For Example: $5x-7=2(x+5)-5\leftarrow$ Distribute the 2 to the x and 5 $5x-7=2x+10-5\leftarrow$ Simplify the right side using addition $5x-7-2x=2x+5-2x\leftarrow$ Isolate the variable by subtracting 2x from both sides $3x-7+7=5+7\leftarrow$ Isolate the variable by adding 7 to both sides $\frac{3x}{3}=\frac{12}{3}\leftarrow$ Divide by 3 on both sides $x=4$ ## Video-Lesson Transcript

Now, let’s solve an equation with a variable on both sides.

For example: $3x + 12 = 5x + 2$

This equation has $x$ on both sides.

My advice is, if you can, get all the $x$-term on one side only. It doesn’t matter which side – left or right.

Now, let’s solve it.

First, let’s try and subtract $3x$ from both sides of the equation. We have $3x - 3x + 12 = 5x - 3x + 2$ $12 = 2x + 2$

Here, we have a variable equation that needs solving.

So, let’s start it over again and subtract $5x$ from both sides of the equation. $3x - 5x + 12 = 5x - 5x + 2$ $-2x + 12 = 2$

The same thing. We still have a variable equation that needs solving.

So either way, even if you choose the left or right side, it’s up to you.

Just follow the steps correctly and you will arrive at the correct answer.

Since we have this equation now, let’s move on solving.

Let’s isolate $x$ by subtracting $12$ on both sides. $-2x + 12 - 12 = 2 - 12$ $-2x = -10$

Then divide by $-2$ $\dfrac{-2x}{-2} = \dfrac{-10}{-2}$

The answer is $x = 5$.

Now, let’s have a different example. $5x - 7 = 2(x+5) - 5$

So since we have to get all the $x$-terms on one side, we have to simplify the equation on the right first because an equation is inside a parenthesis.

Do this by distributing $2$ on each term inside the parenthesis.

So, we’ll have $5x - 7 = 2x + 10 - 5$

Let’s combine like terms here to further simplify the equation $5x - 7 = 2x + 5$

At this point, I choose to bring the $2x$ to the left. $5x - 2x - 7 = 2x - 2x + 5$ $3x - 7 = 5$

Now, this is the normal equation we can solve.

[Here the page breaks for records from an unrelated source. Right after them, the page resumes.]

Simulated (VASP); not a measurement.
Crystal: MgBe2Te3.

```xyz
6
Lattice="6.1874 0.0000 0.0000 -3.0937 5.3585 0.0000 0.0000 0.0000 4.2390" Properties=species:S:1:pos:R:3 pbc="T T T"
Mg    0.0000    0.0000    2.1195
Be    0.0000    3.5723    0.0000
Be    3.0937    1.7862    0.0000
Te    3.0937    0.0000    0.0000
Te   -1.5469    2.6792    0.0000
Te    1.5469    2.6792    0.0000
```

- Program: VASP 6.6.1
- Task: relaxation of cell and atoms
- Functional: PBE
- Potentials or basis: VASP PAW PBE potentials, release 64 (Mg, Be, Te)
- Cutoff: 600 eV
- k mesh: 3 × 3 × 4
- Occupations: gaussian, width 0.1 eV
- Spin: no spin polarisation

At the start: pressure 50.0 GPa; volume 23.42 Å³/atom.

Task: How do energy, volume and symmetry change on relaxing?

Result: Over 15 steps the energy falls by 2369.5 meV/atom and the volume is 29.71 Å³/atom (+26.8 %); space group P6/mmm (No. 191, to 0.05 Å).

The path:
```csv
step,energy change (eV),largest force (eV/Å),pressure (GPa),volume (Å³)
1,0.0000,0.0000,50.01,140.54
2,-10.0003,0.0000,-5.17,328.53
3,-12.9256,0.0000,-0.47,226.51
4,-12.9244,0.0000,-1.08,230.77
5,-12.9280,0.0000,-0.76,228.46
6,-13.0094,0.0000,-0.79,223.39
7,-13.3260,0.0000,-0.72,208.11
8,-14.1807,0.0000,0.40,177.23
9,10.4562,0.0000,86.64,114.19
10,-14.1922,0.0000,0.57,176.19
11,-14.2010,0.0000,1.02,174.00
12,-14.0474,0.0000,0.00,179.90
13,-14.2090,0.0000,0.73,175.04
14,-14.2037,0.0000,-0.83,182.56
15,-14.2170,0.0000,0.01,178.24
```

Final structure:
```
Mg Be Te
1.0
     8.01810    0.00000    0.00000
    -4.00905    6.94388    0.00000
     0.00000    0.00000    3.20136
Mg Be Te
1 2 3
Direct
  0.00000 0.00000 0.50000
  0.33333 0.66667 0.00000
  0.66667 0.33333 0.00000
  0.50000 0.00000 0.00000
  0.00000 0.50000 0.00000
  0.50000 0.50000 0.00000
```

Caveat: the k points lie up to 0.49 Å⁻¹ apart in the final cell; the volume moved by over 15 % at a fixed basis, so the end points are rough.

So let’s solve by adding $7$ to both sides of the equation. $3x - 7 + 7 = 5 + 7$ $3x = 12$

Now, let’s divide both sides by $3$ $\dfrac{3x}{3} = \dfrac{12}{3}$

Now, we have $x = 4$

So as you can see, this is very similar to solving equations in multiple steps.

The most important step is to get all the $x$-terms on one side of the equation. Then follow the rules as you go.